Fuel Economy
Exterior Styling

The Yaris’s ride is pretty good – bumps and dips are absorbed pretty well and it is firm enough so the car doesn’t feel sloppy. I found that you hear things like expansion joints as the tires thump over them, though it’s not intrusive. The handling is also fine. Although there’s plenty of body roll thrown in for your amusement park pleasure, the car grips competently in corners and remains predictable. The weak point, as is the case with many Toyotas, is the numb steering. It’s floppy on centre and requires more adjustments and input than I expected.

I thought that the Yaris can be surprisingly quiet for an entry-level vehicle. Engine noise becomes noticeable when you hit higher rpm, but it’s never loud or thrashy. You do get some vibration coming through the pedal and floorboards under throttle. I think the road noise can be partially blamed on the tires more than anything, as it was quite variable depending on the road surface. Once I hit higher speeds, the road noise was constant but never overwhelming. Wind noise showed up at highway speeds, especially at the base of the A-pillars.

2014 Toyota Yaris
2014 Toyota Yaris. Click image to enlarge

The brakes are powerful enough but they’re a bit grabby at lower speeds. Visibility out of the front and sides is great, but shoulder checking is hampered by the fat rear pillars, and the rear view is constricted by the back headrests, which don’t fold down.

It’s hard to get excited about a vehicle like the Yaris. But that’s not why Toyota designed or built this car. The point here is offer basic transportation at a reasonable price. The Yaris can also boast “epic reliability” and that is something that matters.

WAF (Wife Acceptance Factor) was pretty low. She did not go for the exterior styling, although she noted the interior was fine for a beginner car. She was choked when she saw the tiny trunk, as it wouldn’t nearly accommodate her daily shopping habit, but the final straw was the lack of lit vanity mirrors.

The Yaris competes with a number of vehicles out there, all of which provide reasonable amounts of space, entry-level cabin tech, acceptable levels of performance, good fuel economy, highly subjective styling and variable reliability records. Whether it’s the one for you depends on which of those factors are most important to you.

2014 Toyota Yaris
2014 Toyota Yaris. Click image to enlarge

Second Opinion, Jacob Black

The Toyota Yaris can be summed up by the phrase, “path of least resistance”. Its assault on the market relies on simplicity, ease of use and lack of offense rather than flash and awe. The seating position is extremely high, because consumers have demonstrated that a high seating position is desirable with their love of crossovers.

The gear shifter on the automatic gearbox is light and easy to use, as is the radio, the manually adjustable seats and the tilting steering wheel.

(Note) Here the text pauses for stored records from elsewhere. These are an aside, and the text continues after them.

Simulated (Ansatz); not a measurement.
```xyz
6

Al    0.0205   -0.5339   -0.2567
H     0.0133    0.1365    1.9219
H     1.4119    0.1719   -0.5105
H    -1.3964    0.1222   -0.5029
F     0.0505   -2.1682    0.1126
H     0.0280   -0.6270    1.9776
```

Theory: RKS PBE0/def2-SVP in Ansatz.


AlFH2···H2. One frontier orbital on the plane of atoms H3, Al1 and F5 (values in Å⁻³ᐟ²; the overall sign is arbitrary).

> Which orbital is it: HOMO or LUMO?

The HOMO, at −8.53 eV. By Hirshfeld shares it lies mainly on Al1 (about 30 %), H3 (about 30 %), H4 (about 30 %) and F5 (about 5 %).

The $1,100 Convenience package supplies some basic luxuries, namely air conditioning, power windows and central locking. There are some things even the tightest of misers won’t do in 2013, and rolling up one’s own windows is chief among them.

The engine isn’t spectacular, and isn’t designed for city traffic cut-and-thrust. For an enjoyable drive in the Yaris, relax, be calm, and go with the flow. The Yaris doesn’t enjoy hustle or impatience; it is a no-fuss commuter car.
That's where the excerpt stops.